Brazil has sought establishment of a dispute panel under the aegis of the World Trade Organization (WTO) in a case against India’s sugar subsidies to farmers.

In February, Brazil and several other countries including Australia and Guatemala have dragged India into the WTO’s dispute settlement mechanism alleging that New Delhi’s sugar subsidies to farmers are inconsistent with global trade rules. Brazil is the largest producer and exporter of sugar in the world.

“Brazil respectfully requests that the dispute settlement body establish a panel,” according to a communication submitted by the South American country to the Geneva-based WTO. Brazil has alleged that in recent years, India has massively increased the level of domestic support under its support regime for sugarcane and sugar.

For example, India has almost doubled the fair and remunerative price for sugarcane from Rs 1,391.2 per tonne in 2010-11 to Rs 2,750 per tonne in 2018-19, it has stated. That fair and remunerative price is the minimum price that, under Indian law, domestic sugar mills must pay sugarcane producers. It constitutes one of India’s most important support measures for sugarcane producers.
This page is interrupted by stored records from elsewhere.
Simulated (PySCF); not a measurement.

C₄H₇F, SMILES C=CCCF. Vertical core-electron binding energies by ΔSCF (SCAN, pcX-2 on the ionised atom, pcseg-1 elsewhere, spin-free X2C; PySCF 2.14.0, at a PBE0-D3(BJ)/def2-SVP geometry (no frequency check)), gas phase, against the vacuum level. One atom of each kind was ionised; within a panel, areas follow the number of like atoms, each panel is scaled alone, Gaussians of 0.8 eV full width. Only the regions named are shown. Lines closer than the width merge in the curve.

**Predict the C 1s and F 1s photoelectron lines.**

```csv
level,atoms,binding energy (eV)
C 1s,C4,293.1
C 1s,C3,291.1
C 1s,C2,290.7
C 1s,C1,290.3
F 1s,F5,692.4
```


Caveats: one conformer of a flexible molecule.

In addition, Brazil said some of India’s states provide for higher minimum prices for sugarcane that local sugar mills must pay local sugarcane producers. Seeking consultation is the first step of dispute settlement process. If the two nations are not able to reach a mutually agreed solution through consultation, complainant requests for a WTO dispute settlement panel to review the matter.

They had filed dispute under certain articles of WTO’s Agreement on Agriculture, Agreement on Subsidies and Countervailing Measures and the General Agreement on Tariffs and Trade 1994. If the panel rules against India’s sugar subsidies, India can approach the appellate body of the WTO’s dispute settlement mechanism.